Archive for March, 2005

23 Martii 2005

ACRL Blog People Dinner

Okay, it’s only two weeks to ACRL—who wants to do dinner with the Blog People?

I’m willing to do the heavy lifting as far as picking a venue out of choices sent to me, maybe finding folks rides, and so on. I need you folks to recommend vegetarian-friendly restaurants (I know nothing about the Twin Cities except the airport layout), pick a date (Thursday, Friday, or Saturday), and publicize the resulting event to more-popular library weblogs than mine (most of them, that is).

If you can help with any of these things, or have a strong feeling about the date, drop me a line, won’t you? If you only want to be kept in the loop, just watch this space for now; whether there’s interest or not, I’ll post again.

Not my day

This is obviously not my day to do an annotated bibliography.
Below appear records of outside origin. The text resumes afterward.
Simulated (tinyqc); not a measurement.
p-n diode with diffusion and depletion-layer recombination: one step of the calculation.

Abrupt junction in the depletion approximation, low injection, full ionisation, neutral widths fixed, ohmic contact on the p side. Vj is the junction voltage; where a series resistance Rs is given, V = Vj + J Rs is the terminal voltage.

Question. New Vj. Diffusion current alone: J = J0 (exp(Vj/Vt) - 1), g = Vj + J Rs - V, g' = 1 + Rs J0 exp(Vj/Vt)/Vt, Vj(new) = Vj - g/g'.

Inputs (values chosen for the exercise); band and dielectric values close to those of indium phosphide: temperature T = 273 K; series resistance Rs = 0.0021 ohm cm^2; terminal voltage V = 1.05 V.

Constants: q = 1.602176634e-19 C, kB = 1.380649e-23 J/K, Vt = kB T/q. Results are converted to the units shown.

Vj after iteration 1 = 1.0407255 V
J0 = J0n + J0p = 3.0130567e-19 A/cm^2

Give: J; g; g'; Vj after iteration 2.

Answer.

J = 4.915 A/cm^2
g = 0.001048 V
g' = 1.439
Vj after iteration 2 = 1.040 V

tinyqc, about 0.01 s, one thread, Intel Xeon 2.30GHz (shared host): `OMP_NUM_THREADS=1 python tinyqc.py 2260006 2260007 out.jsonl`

I desperately want an article from volume 29 number 3 of a journal called Program. It is exactly on point, and better yet, it’s a summary article that could lead to more bibliography.

First of all, may I say that Program is a horrible, horrible journal name, impossible to find in a catalogue because of all the damned conference proceedings that use it as a title? I may say that? Oh, good. I say that. Because I had to wade through a metric ton of junk before I found the OPAC listing for the journal, and I almost missed it.

The SLIS library has bound volumes of the journal for quite a few years, but it is missing 29:3. Okay, okay, so we’ll try for online full-text. Wilson doesn’t have it. Emerald doesn’t have it. Nobody has it. Well, that’s just peachy, that is.

I’ll have to haul my rear over to Memorial to find it. And I will, because unfortunately it is exactly what I need. But as much as I love libraries, sometimes I just hate ’em.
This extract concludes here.